3.18.2011 | 0 Comments
All Christians are to live as saints—all are to live their lives in continuity with that long line of women and men whose witness shows us the infinite variety of paths holiness must take if we together are to enlarge the harvest of love. It is the “communion of saints,” so neglected among Protestants, who not only bid us to follow, but also show us the way until we make that way our own.
3.10.2011 | 0 Comments
Hatred’s making a come-back. Across the board. So easy to fall in behind this new bigotry and take part. I ran across this today in my early reading–from Thomas Merton’s New Seeds of Contemplation:
“Those who cannot love feel unworthy, and at the same time feel that somehow no one is worthy. Perhaps they cannot feel love because they think they are unworthy of love, and because of that they also think no one is worthy. The beginning of the fight against hatred, the basic Christian response to hatred, is not the commandment to love, but what must necessarily come before in order to make the commandment bearable and comprehensible. It is a prior commandment, to believe. The root of Christian love is not the will to love, but the faith that one is loved. The faith that one is loved by God. That faith that one is loved by God although unworthy–or, rather, irrespective of one’s worth!”
3.03.2011 | 0 Comments
Nonjudgment requires humility. “Have no confidence in your own virtuousness. Do not worry about a thing once it has been done. Control your tongue and your belly” (St. Anthony).

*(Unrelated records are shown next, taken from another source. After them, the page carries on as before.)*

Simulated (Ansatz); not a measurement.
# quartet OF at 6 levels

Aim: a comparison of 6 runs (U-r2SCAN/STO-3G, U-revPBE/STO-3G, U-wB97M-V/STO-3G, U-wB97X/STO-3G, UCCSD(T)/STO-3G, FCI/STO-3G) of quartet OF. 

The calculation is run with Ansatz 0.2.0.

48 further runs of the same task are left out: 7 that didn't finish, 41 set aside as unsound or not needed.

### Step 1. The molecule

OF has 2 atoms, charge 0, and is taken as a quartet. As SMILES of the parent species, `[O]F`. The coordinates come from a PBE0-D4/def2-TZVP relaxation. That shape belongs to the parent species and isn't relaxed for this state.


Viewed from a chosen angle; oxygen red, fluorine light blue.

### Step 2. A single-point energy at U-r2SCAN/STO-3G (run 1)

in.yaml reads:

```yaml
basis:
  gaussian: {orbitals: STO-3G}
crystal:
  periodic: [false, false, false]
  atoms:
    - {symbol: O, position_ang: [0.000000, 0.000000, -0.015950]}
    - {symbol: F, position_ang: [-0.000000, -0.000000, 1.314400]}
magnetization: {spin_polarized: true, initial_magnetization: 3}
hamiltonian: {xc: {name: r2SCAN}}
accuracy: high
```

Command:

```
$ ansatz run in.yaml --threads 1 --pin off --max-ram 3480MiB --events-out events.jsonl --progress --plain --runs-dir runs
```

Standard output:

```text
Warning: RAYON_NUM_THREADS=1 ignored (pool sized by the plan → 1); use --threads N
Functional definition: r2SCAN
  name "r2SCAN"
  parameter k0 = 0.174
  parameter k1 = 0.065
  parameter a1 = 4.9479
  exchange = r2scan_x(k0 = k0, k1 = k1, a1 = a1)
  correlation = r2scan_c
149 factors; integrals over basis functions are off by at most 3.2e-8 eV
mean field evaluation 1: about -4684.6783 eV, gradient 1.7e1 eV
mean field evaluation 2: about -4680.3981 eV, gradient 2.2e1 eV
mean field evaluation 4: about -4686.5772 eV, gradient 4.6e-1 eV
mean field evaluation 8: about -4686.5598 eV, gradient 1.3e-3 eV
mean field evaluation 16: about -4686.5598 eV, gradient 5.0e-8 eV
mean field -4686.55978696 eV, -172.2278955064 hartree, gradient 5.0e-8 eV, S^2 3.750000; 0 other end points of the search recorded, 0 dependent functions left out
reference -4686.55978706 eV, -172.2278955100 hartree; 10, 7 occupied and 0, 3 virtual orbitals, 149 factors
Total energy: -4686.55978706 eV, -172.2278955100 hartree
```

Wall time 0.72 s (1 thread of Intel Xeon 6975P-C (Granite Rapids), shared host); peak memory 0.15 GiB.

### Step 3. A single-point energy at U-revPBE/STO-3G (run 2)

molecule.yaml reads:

And it requires patience, a patience that trusts that God will work all things out and that you are rarely competent to judge the path rightly. In fact, it knows that you by your own presumption will usually screw things up.
Nonjudgment, therefore, is nourished by a contemplative nonattachment to the false self.
If you’re attached to the many masks of your false or fallen self, you’ll be unable to judge rightly when necessary and instead will probably end up clobbering yourself and others.
3.01.2011 | 0 Comments
Nonjudgment is the intentional ceding to God the sole role of judge; we refuse to take God’s judgment into human hands.
Nonjudgment lives in submission to Jesus’ explicit teaching in the Sermon on the Mount.
Nonjudgment is a “paying forward” of the grace a mercy received by the sinner from Christ; by practicing nonjudgmental we preach the gospel (John 20.23). Improvising on this text, the Desert Fathers say: “When we cover a brother’s sin, God covers our sin; when we tell people about our brother’s guilt, God does the same with ours.”
This is the strange logic of the gospel–the opposite way.
We refuse to judge just as we refuse to engage in violence–so that we are vanguards, heralds, the New Adam/Eve of a wholly new way on earth and refuse to perpetuate what tearing us apart.
9.26.2010 | 1 Comment
A vacation posting: this post from last spring is even more timely now in the midst of such widespread incivility
Here’s a simple practice that will change the way you interact with others, and how you treat yourself.
“Be gentle with each person you meet, for each of them is actually fighting a great battle.” Philo of Alexandria, 20 BCE—50 CE
It is a deeply spiritual practice, and contemplative—that is, it rises from the unceasing, interior prayer you are practicing.
Gentleness arises from the compassion God is birthing in you as you pray. Gentleness arises from your deep awareness of your own interior battle to be human and holy. Practice this and you will not only change the little part of the world you inhabit, but you will change yourself, for you too are fighting a great battle.
9.11.2010 | 2 Comments
A Short Talk given at the Islamic Cultural Center of Fresno, California
on the Festival of Eid, September 10, 2010
the Rev. Dr. Chris Erdman
Thursday, in an article published by the Huffington Post, Muslim journalist, Omid Safi, compared the threatened Qur’an-burning on the high holiday of Eid to the Grinch who stole Christmas. As a servant of Jesus and a representative of the holy catholic or universal church, I apologize that a Grinch has tried to steal your Ramadan peace, your Eid joy. The Rev. Terry Jones isn’t the only Grinch who’s tried to steal your spiritual joy; there have been others who, with ugly rhetoric, have tried to block the establishment of a prayer center in Manhattan. Sadly, there have been too many Christians among them.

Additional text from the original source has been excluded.